The two walks I take before designing an event: One walk for the attendee. One walk for the designer.
The best lesson I ever learned about event design didn't come from a design book, a conference session, or even another designer. It came from an event production coordinator during a site visit in Dallas.
As we arrived at the venue, he suggested something that seemed unnecessary at the time.
"Let's walk the venue," he said. "Not once. Twice."
I remember wondering why. We already had the floorplans. We knew where registration would be, which ballroom would host the general session, and where attendees would gather throughout the event. From a planning perspective, everything appeared to be figured out.
But within minutes of stepping into the venue, I realized how much information a floorplan leaves out.
The reason for the two walks was surprisingly simple. The first time through, you experience the venue as an attendee. The second time through, you experience it as a designer.
I've followed that advice ever since.
The first walk: experience the venue as an attendee
Whenever possible, I take two separate walks through a venue before beginning any significant design work. The first walk is about understanding the attendee experience. I enter through the main entrance and follow the path attendees will take on event day, moving through registration, down the corridors, into breakout spaces, and eventually toward the general session room. As I walk, I'm paying attention to the moments that don't show up on a floorplan. Where might someone feel uncertain? Which intersections require a decision? Where does the energy naturally build, and where does it fade?
Those observations often reveal where branding and wayfinding matter most. A sign isn't simply a piece of information mounted to a wall. It's reassurance that you're heading in the right direction. A welcome graphic isn't just decoration. It's a signal that you've arrived where you're supposed to be. The best event branding often works quietly in the background, helping people move confidently through an unfamiliar environment without ever thinking about it.
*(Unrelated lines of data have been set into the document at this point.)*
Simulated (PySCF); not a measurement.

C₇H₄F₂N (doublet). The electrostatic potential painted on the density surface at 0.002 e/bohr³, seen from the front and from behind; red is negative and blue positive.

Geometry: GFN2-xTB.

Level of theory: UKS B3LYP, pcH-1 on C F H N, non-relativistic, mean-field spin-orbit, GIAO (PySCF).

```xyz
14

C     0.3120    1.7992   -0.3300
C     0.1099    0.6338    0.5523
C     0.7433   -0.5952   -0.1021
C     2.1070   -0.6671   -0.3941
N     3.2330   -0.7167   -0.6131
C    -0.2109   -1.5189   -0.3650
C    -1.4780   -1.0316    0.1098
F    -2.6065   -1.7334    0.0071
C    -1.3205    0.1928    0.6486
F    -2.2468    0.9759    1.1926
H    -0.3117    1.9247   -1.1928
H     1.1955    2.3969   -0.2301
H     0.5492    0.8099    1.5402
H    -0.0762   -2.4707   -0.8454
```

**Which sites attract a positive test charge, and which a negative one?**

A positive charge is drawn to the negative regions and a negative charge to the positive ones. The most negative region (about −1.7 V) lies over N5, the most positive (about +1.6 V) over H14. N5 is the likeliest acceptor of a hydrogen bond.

The second walk: see the venue as a designer
The second walk shifts my perspective entirely. Instead of looking for points of confusion, I'm looking for opportunities. I start noticing blank walls, transition spaces, registration backdrops, escalator landings, and gathering areas. I think about where a welcome message could have impact, where attendees are most likely to take photos, and where branding can reinforce the story the event is trying to tell.
It's also during this walk that the venue begins to reveal things that are impossible to understand from drawings alone. Scale feels different in person. Lighting changes everything. Sightlines that looked perfect on paper can be blocked by architecture, while spaces that seemed insignificant on a floorplan suddenly feel like important moments once you're standing inside them. The venue itself starts providing answers that no diagram ever could.
What I document during every site visit
This is when I begin documenting everything. I'll take photos from multiple angles, record videos while walking attendee routes, and capture views from important decision points throughout the space. Months later, those images often become some of the most valuable assets in the entire project. Rather than asking stakeholders to imagine how a graphic might look in a particular location, I can place it directly into a photograph of the venue. Conversations become clearer, approvals happen faster, and design decisions become easier to make.
Over the years, those two walks have fundamentally changed how I think about event branding. Many people assume event graphics exist primarily to fill empty walls or make a venue feel branded. While they certainly do that, I've come to believe their real purpose is much more important. Good event branding helps people navigate. It creates confidence. It supports the flow of the experience and reinforces important moments without demanding attention for itself.
When it's working well, attendees rarely stop and admire the signage. Instead, they simply move through the event without friction. They know where they're going, understand what's happening next, and feel connected to the experience from beginning to end.
That's why I still take those two walks whenever I can. Some of the most important design decisions aren't made on a computer screen. They're discovered by walking the space and seeing the event before it ever happens.